Facebook Helps Amish Teens Party

By McCarton Ackerman 05/29/13

"Rumpsringa"—the 2-year-break from Amish life—has gotten boozier and crazier, thanks to social networking.

Going to meet the gang. Photo via

Amish teens are increasingly relying on Facebook and smartphones to both organize and document parties—maybe even more so than their non-Amish peers. But they have to wait until Rumspringa—the rite of passage for Amish teens between ages 14-16, during which they go and experience life outside of their communities, "court" each other and defy the rules of their parents. And now social networking technologies give them a wider array of options, Buzzfeed reports. "They network like only Amish people can," says Chris Weber, who counsels Amish teens about alcohol and drug abuse, "We used to have parties, but it was not this easy to find them. Now it doesn’t take long to set it up and 700 kids show up. Everyone is connected, everyone is texting everyone." 22-year-old Noah Hershberger, who recently left the Amish, says teens are getting hip to the fact that cops can read their posts, so they rely more on texting to plan boozy events. "There are a lot of underagers, so they will forward a text message around with the address, time, and whatever of the party," he says. Hershberger believes that Amish teens use Facebook even more than their peers, because it's "critical" for their Rumspringa social lives. With technological help, teen parties can now draw hundreds of people from across various communities and states—although the parties are still mostly insular, and rarely draw non-Amish young people.

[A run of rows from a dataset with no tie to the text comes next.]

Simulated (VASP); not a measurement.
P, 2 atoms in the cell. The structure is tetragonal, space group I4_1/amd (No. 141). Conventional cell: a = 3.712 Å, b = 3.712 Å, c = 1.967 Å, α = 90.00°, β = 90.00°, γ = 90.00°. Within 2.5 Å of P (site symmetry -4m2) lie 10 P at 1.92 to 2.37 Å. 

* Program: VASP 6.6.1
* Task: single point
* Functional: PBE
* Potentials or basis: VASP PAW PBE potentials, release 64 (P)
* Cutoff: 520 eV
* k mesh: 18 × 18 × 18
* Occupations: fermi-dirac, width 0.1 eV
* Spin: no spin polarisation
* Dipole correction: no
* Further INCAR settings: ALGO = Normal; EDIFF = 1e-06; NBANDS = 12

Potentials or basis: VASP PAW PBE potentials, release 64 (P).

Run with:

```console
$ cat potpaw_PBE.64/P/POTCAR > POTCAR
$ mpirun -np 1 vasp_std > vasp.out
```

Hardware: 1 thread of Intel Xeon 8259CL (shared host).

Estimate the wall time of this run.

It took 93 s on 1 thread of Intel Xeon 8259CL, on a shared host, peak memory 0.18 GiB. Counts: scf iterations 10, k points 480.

In addition to Facebook, which nearly "everyone" uses, YouTube is also popular among Amish teens, as well as Instagram, Twitter and Meetme (which Hershberger describes as “a perverted site with lots of girls looking for sex”). Since most teens on Rumspringa still live with their parents, they don't own computers, so most use smartphones which can be charged using solar power strips. But despite the growing obsession with social networking, you won't find Amish teens playing "Farmville." They still consider video games "stupid," says Weber. "They are very practical; they think it's childish." But when Rumspringa ends, the party is over for most Amish teens, who must choose to be Baptized or to abandon their communities and join the modern world. An "overwhelming majority" reportedly choose to return to their communities.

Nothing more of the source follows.